Speaker: Professor Eva Micheler (LSE)

This presentation advances an entity theory of company law. It builds on the insight that organisations or firms are autonomous actors in their own right. They are more than the sum of the contributions of their participants. They also act independently of the views and interests of their participants. This occurs because human beings change their behaviour when they act as members of a group or an organisation. In a group we tend to develop and conform to a shared standard. When we act in organisations routines and procedures form and a culture emerges. These over time take on a life of their own affecting the behaviour of the participants. Participants can themselves affect organisational behaviour and modify routines, procedures and culture but this takes time and effort.

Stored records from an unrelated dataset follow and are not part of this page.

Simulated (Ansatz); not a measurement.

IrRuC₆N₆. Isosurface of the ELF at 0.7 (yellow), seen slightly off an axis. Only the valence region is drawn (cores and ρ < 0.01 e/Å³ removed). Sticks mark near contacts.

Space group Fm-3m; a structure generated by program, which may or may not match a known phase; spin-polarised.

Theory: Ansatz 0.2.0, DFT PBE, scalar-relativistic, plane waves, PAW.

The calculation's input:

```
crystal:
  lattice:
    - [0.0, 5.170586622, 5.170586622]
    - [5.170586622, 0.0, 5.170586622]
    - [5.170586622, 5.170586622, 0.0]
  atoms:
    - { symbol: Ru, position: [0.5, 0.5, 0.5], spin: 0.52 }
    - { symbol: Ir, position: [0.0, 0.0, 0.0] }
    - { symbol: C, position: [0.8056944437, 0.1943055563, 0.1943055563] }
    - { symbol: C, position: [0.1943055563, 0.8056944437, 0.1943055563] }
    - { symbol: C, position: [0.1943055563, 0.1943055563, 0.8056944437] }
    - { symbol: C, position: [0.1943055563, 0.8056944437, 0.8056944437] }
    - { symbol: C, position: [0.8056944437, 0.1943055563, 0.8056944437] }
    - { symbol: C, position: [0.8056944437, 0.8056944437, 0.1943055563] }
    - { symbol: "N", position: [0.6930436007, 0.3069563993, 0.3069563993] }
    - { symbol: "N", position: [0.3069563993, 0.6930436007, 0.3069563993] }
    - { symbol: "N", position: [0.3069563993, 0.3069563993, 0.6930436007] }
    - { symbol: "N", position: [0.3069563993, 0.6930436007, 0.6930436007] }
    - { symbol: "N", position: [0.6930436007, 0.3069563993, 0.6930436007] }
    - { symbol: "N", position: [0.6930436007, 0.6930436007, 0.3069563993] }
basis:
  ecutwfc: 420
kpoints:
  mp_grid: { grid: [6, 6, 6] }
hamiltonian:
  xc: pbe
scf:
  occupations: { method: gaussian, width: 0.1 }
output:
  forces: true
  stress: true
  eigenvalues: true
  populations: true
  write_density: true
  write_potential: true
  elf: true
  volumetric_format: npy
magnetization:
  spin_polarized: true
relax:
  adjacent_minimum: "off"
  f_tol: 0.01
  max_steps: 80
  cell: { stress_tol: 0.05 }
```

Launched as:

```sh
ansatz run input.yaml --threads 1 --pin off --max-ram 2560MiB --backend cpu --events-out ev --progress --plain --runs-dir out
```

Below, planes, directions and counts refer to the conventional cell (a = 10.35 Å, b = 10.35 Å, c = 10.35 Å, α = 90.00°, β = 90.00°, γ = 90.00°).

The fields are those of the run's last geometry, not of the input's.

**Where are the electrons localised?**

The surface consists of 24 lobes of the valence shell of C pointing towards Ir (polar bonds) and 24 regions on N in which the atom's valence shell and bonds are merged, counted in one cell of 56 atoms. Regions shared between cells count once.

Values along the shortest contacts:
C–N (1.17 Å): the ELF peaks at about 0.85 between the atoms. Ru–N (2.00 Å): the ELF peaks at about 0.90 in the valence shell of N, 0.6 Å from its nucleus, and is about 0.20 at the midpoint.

Organisations are a social phenomenon outside of company law. Company law finds this phenomenon and provides it with a legal structure. It makes available legal personality and a procedural framework facilitating corporate decision making and corporate acting. Company law evolves with a view to supporting autonomous action through organisations.

It will be shown in this paper that a framework that conceives companies as vehicles for autonomous organisational entities that are characterised by their routines, procedures and culture explains the law as it stands at a positive level. The framework also helps to formulate normative recommendations guiding law reform and judicial decision making.

An entity approach is sometimes associated with a normative argument advocating for more influence for stakeholders such as employees. This paper does not take a position on the normative question whether stakeholders should have more influence than they currently have. The thesis of this paper holds irrespective of how the law fine-tunes the influence over corporate decision making.

Eva Micheler studied law at the University of Vienna and at the University of Oxford before joining the LSE Law Department in 2001. She is an Associate Professor in Law at the London School of Economics and an ausserordentlicher Universitätsprofessor at the University of Economics in Vienna, where she took Habilitation in 2003. Professor Micheler is also on the management committee of the Systemic Risk Centre at LSE. She was a TMR fellow at the Faculty of Law of the University of Oxford and teaches regularly at Bucerius Law School in Hamburg.